Languages and Machines

Languages and Machines#

Strings#

Alphabet and Symbol

An alphabet is a non-empty, finite set and the elements of an alphabet are called the symbols of the alphabet.

We use capital Greek letters to denote alphabets.

String

A string (or word) over an alphabet is a finite sequence of symbols from that alphabet.

For example, \(01001\) is a string over the alphabet \(\Sigma = \{ 0, 1 \}\) and \(abracadabra\) is a word over the English alphabet \(\Sigma = \{ a, \dots, z \}\).

Sets of strings

The set of all strings of length \(n\) over the alphabet \(\Sigma\) is denoted \(\Sigma^n\).

The set of all strings over the alphabet \(\Sigma\) including the empty string \(\varepsilon\) is denoted \(\Sigma^* := \bigcup_{i \in \mathbb{N}} \Sigma^i\).

String Length

If \(w\) is a string over \(\Sigma\) then \(|w|\) is called the length of \(w\) and is defined as the number of symbols that it contains.

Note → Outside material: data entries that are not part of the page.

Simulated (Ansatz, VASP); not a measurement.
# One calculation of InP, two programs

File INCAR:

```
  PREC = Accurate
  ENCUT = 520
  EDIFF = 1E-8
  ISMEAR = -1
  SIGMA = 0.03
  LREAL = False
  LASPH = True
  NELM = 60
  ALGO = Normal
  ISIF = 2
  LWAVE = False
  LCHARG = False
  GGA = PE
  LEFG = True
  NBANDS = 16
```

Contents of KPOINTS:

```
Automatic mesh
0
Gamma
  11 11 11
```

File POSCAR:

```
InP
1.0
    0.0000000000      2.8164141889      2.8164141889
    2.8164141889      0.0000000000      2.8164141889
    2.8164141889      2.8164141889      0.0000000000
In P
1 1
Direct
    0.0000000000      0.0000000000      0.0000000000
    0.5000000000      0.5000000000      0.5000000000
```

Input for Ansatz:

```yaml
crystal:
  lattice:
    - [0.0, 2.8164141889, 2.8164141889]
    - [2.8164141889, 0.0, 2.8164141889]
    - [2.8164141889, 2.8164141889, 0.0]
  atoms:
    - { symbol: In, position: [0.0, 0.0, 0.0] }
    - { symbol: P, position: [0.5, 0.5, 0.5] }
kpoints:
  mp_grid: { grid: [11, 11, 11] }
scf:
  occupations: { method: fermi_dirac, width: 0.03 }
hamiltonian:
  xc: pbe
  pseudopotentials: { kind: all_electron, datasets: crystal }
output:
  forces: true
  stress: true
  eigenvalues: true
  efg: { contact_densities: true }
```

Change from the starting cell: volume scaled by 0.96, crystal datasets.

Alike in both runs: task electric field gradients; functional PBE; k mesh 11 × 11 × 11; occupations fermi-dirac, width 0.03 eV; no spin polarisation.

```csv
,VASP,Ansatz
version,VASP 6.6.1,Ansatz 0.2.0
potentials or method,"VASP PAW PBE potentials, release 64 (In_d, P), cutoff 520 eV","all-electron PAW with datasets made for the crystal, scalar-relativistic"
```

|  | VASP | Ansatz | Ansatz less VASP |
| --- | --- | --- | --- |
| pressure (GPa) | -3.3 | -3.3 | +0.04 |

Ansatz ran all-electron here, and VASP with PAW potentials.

The string of length zero is called the empty string and is written \(\varepsilon\).

If \(w\) has length \(n\) we can write \(w = w_1 w_2 \dots w_n\) where each \(w_i \in \Sigma\).

String Reversal

The reverse of \(w\) is the string obtained by writing \(w\) in the opposite order \(w_n w_{n - 1} \dots w_1\) and is denoted \(w^\mathcal{R}\).

Substring

String \(z\) is a substring of \(w\) if \(z\) appears consecutively within \(w\). For example, \(cad\) is a substring of \(abracadabra\).

String Concatenation

Given string \(x\) of length \(m\) and string \(y\) of length \(n\) the concatenation of \(x\) and \(y\) is denoted \(xy\) and is defined as the string obtained by appending \(y\) to the end of \(x\) as in \(x_1 \dots x_m y_1 \dots y_n\).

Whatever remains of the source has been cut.